Coffee Island in Greece and Cyprus is synonymous with Costa or tax dodging Starbucks or Caffe Nero, a ghastly corporate chain serving undrinkable coffee. I was therefore somewhat surprised to learn last week from a Greek barista at Union Summer Carnival that not only had Coffee Island opened a coffee shop in Covent Garden but that they served good coffee.
I expressed my surprised. He agreed, in Greece, rubbish coffee, but that they were nearly all franchises, and the one in Covent Garden was different.
I had had a similar reaction when the editorial in Standart 5 praised Coffee Island.
I therefore decided to investigate.
A detour to Home Slice in Covent Garden for a pizza, then to Coffee Island.
I passed by Monmouth Coffee, a queue outside. Why thought I, am I going to Coffee Island when I could stop at Monmouth Coffee, though it is overrated.
Therefore it was to Coffee Island with low expectations, but happy to be pleasantly surprised.
Through Seven Dials, down Monmouth Street, to Coffee Island, where it is the grotty end, almost Leicester Square.
In Covent Garden, why are all these little narrow streets not pedestrianised? If in Europe, the entire area would be pedestrianised, traffic free.
Walking through the door, it screamed corporate, no matter how hard they tried to pretend it was a speciality coffee shop.
Lots of impressive gear. In this I was reminded of Coffee Berry in Zorbas Bakery, lots of impressive gear, but clueless on coffee.
Not only very expensive espresso machine, but also several different brew methods. I would be very surprised if competent in use of all these different methods.
There was also a good selection of gear on sale. More than I have seen elsewhere.
The coffee was in tubes along the wall, or what they called silos, same style as Coffee Berry. Looks decorative but not good for the coffee.
The coffee included microlots, single origin.
And what was called flavoured coffee. Whatever that means.
No roast date, and would be difficult to give a roast date, when poured in one end, and eventually comes out the other.
Roasted in Greece, delivered monthly.
Difficult to assess, without turning the knob and extracting the beans, but looked over-roasted.
It would have been far better to have had in coffee bags, pre-packed, 250 grams and 1 kg, with roast date. Or maybe in wooden boxes as Monmouth, weighed and bagged.

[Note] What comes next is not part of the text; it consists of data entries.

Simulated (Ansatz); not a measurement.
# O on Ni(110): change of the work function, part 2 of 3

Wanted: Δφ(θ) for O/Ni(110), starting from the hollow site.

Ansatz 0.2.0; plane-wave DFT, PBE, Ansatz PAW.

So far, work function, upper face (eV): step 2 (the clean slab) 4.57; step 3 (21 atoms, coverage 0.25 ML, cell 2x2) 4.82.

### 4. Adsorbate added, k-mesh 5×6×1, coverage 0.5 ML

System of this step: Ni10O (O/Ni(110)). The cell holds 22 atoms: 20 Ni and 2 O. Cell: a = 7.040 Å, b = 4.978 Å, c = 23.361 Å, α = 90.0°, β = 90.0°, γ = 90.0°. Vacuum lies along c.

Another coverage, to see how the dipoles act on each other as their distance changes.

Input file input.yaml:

On sale and on display Standart 7. Did they have Standart 8? No. It has been out for a couple of weeks. They had in a cupboard issue 6 but not issue 5, indicating not been open long.
Upstairs a mezzanine floor, with a good selection of coffee books in the corner, including The World Atlas of Coffee, and God in a Cup.
Scattered around copies of Caffeine.
On the counter expensive cakes, £3-20 for millionaires slice. Not made on store. Looked like factory cakes.
I was tempted to have a cappuccino, but as one of the extremely rare places that serves freddo cappuccino, I decided on freddo cappuccino.
It was not served in plastic takeaway, but was served in a plastic reusable cup.
A classic example of how not to serve a freddo cappuccino, especially as it had an ugly plastic band around it saying Coffee island. The corperate brand more important than a well presented freddo cappuccino said it all.
Staff pleasant and helpful.
A sign saying top ten speciality coffee shops in London. Really? Says who?
This is the Coffee Island flagship store, their only store in the UK, and it is not in the same league as quality coffee shops in London.
A reviewer on TripAdvisor wrote a damning review that not up to Coffee Island standards, that they expected all Coffee island coffee shops to be the same. Maybe they were being ironic.
Do we really need yet another corporate coffee chain muscling its way in? This is to go backwards to second wave coffee, when we should be moving forward to third wave. If we are to see new coffee shops, and more are opening all the time, we need to see third wave artisan speciality coffee shops, not as would likely to be, franchises of a corporate business.